The savvy ones among you may have noticed that Practice Forced Landings was listed above as flight eighteen and that all of a sudden I'm now talking about Basic Instrument Flight which is flight twenty two. Yep.. i've skipped a few. Why I hear you ask? Well, it comes down to the weather mainly and therefore we jumped forward a few lessons. Here's the explanation....

With a couple of hours between the first and second flight of the day I popped back to Clearways for a spot of lunch before then heading back to the training centre. On my return I once again planned and completed a walk around before my instructor decided that due to the lack of visible horizon we would have to cancel the Steep Turns lesson. Ah damn, I thought. I was quite looking forward to cracking on with stuff. All was not lost though as my instructor was told to complete a one-to-one mass briefing on the subject of basic instrument flight. For those wondering, flights twenty and twenty one are both solos covering the content from flights eighteen and nineteen hence the gap in flight numbers. I'll get around to completing those solos in the near future.

Up until this point in time I've been flying solely by reference to the horizon and whilst i've obviously had to use the instruments to periodically monitor speed and altitude, I've not flown using them as my sole aid. Thus, this mass brief covered the general procedures within instrument flight. The few instrument flights you complete this early on in the training are primarily aimed at a general awareness to the concept as the advanced stages later on in my time here cover it in much more depth. It was right back to basics and I was told how to maintain straight and level, enter a climb/descent, level off and turn without looking outside. I already had a vague understanding of how to do this but did not appreciate the scan technique whereby you only allow your eyes to sit on one single instrument per each couple of seconds. You simply glance, check it reads how it should and if not correct before moving on to the next instrument. Once we'd completed the mass brief my instructor told me to go home due to her now running out of time on shift to be able to take me flying. I still considered the day rather productive up until this point so wasn't too disappointed to have not gone up twice and began making transport arrangements. At the last minute though she changed her mind saying she'd much rather go flying and extend her shift instead of sitting twiddling her thumbs for the next hour and a half. Wahoo, let's go flying again. 

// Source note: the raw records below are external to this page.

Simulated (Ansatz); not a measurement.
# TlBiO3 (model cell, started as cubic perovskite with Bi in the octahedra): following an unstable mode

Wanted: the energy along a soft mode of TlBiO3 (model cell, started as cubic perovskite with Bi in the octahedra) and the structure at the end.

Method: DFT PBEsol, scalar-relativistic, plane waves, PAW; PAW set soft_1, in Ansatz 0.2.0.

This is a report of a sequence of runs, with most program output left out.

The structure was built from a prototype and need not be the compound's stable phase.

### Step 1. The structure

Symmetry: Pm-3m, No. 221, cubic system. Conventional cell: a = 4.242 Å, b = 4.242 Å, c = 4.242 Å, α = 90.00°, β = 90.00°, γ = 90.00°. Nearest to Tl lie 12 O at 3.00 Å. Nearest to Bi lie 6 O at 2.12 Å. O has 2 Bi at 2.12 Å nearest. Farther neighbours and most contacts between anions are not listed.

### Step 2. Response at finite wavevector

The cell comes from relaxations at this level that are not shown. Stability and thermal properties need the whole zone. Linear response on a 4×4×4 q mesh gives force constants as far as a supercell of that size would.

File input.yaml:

In taking off and making a standard departure out to east, I was then asked to maintain straight and level using only instruments. I was then asked to climb, level off, descend, level off and then carry out some turns to get used to the instrument scans. I have to say I don't think i've ever consciously moved my eyeballs so much and the more and more flying I do the more and more I appreciate the industry-wide term - FATIGUE. It's pretty tiring looking at only instruments and not letting a trend develop. Once I'd become more accustomed to flight, my instructor then asked me to trim the aircraft for straight flight before closing my eyes and trying to hold the plane straight and level using only my body's natural perception of balance. I had no idea how I'd perform and was well aware of the human body's poor performance with eyes-closed balance. In fact, loss of situational awareness has led to many aviation-related accidents in the past and I was quite intrigued. One thing I used to my advantage was the sound of the engine as having had a few flights now I've come to appreciate the sound of the engine in straight and level flight so somewhat used that as a guide. This activity took 3 minutes before I was asked to open my eyes. According to my instructor I'd actually done quite well and had managed to keep straight and level for about 2 minutes before hitting a pocket of air and making a descending left turn. If left then we'd have eventually entered a spiral dive which just goes to show the importance of trusting your instruments in conditions of low visibility such as cloud. It was certainly an eye opener!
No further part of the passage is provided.